Open citation data is coming. It’s a matter of when, not if
‘In the beginning was the link…’ – Most of us know what a citation is, a relationship between two publications. But what is open citation data? Unsurprisingly, its citation data that’s open, free to use, re-usable…and useful in ways you probably haven’t thought about yet.
Over the years citations have become the key currency of academic reputation, helping to measure the degree of influence any one scholar’s works have had on the academic community. At the most basic level, there are two important aspects of citations associated with any one paper; who is cited in it and who it’s cited by. The first is easy to establish, the information should be there in the document. However a crystal ball is needed to know who is doing the citing. Those links are yet to take place and some form of citation data storage coupled with regular analysis to ferret them out will be required - something like the lifecycle below.

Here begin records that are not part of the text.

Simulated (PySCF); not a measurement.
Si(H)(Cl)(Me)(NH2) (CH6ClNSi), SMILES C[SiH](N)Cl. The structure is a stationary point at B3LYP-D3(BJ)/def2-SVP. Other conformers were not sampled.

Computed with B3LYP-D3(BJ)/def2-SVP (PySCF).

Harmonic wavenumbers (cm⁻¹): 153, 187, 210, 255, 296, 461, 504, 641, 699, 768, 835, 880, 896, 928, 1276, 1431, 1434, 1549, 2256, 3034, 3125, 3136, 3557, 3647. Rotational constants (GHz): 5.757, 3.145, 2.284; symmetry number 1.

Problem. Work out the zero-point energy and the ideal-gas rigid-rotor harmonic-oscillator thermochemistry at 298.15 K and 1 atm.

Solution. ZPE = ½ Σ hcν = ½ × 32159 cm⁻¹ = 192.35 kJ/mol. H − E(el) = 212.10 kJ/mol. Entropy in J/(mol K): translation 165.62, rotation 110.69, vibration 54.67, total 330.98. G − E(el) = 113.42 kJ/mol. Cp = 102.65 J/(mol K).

Citation data lifecycle [From the soon to be published Jisc report Access to Citation Data: Cost-benefit and Risk Review and Forward Look
So, who’s doing this indexing and analysing and then supplying the information? In the not too distant past there were only two sources, SciVerse Scopus and Web of Knowledge/Science. Citation information and associated value added services could be provided to you if you were lucky enough to be associated with an institution that had an appropriate subscription. Then not so long ago Google started providing citation information for free (through Google Scholar) followed more recently by Microsoft’s Academic Search. Along with CiteSeerx and the Jisc Open Citations Corpus, these six players now make up the core providers of citation information.So how has open citation data appeared on the scene and why are more publishers now making their citation information available? Firstly, although publishers clearly see value in their citation data, it has now been recognised by many that the improvement in discoverability of publications outweighs the loss of subscriptions revenue (probably). Secondly, the increase in open publication means that much of this information becomes open by default.
Is it really open and
is it useful?
Herein lies the rub. Where the data is available, it’s often only provided for tightly controlled use cases, or through a web interface that returns results rather than access to the underlying data—fine if your use case is supported, but not so good if you’re trying to achieve something a little different. What’s more, if you should get hold of raw data from one or more sources, the chances are that it will be both out of date—access may have been provided to a downloadable snapshot from a database—or in a proprietary format that makes it difficult to use with information from other sources, (and many use cases for citation data exploitation require extensive—if not complete—coverage which implies multiple sources).
So could linked open data provide a way forward? Potentially yes. The Jisc Open Citation Corpus is testing the waters for this type of data exposure, providing access to approximately 40 million citations. However, when you consider the relatively small range of sources that went to make up that 40 million record dataset and the fact that the data gathering is still a ‘pull’ process as opposed to an automated ‘push’ process then the real scale of the challenge becomes apparent. Once again, we’re faced with a situation where the data is incomplete and not completely up to date. (David Shotton’s blog about the project covers these challenges and makes for entertaining reading).
What we really need is some way of automatically interconnecting the citation data from numerous sources as regularly as possible and then exposing it. Sounds familiar? Indexing and aggregating services such as CrossRef are perfectly placed to provide such access.
So what’s holding us back? A recent Jisc workshop I attended considering this very question came to the conclusion that there is very little holding us back. It’s more a question of will. The technology is there. The data is mostly there (baring a few standardisation problems and errors). It just needs everyone to sign-up to the concept and tick the box.
So does all this add up to a rosy future for open citation data? Personally, I see a future where open access through linked open data to a complete corpus of standardised citation data is considered the norm. Where virtual aggregation of such data on the fly is possible and practical. Where new citation data use-cases are developed and research can take place with citation data as the subject of the research. A pipe dream? I don’t think so (apart perhaps from the virtual aggregation). It’s all possible now. But does the market (in the UK at least) have the will to make it happen? Now that’s a different question altogether, one that is explored in the soon to be released Jisc Digital Infrastructure Directions report ‘Access to Citation Data: Cost-benefit and Risk Review and Forward Look’ (published on 10 September). So am I an idealistic dreamer or a practical visionary? You tell me.
What can you do with Citation data (now and in the future)?
The analysis and exploitation of citation data has come a long way from the simple ‘standing on the shoulders of giants’ concept it started out as. We’ve progressed (if that is the right word) onto using it for performance management (for everyone from the individual researcher through to departments and institutions), and for business intelligence. To work effectively these use cases need current, comprehensive and trustworthy source data. It is also essential that those using them understand the limitations of the tools.
As more citations become openly available the citations themselves are becoming the subject of research with investigators examining the inter-relationships between disciplines, generating new knowledge. Making the data open and usable means that hitherto unimagined avenues of exploration can and will appear.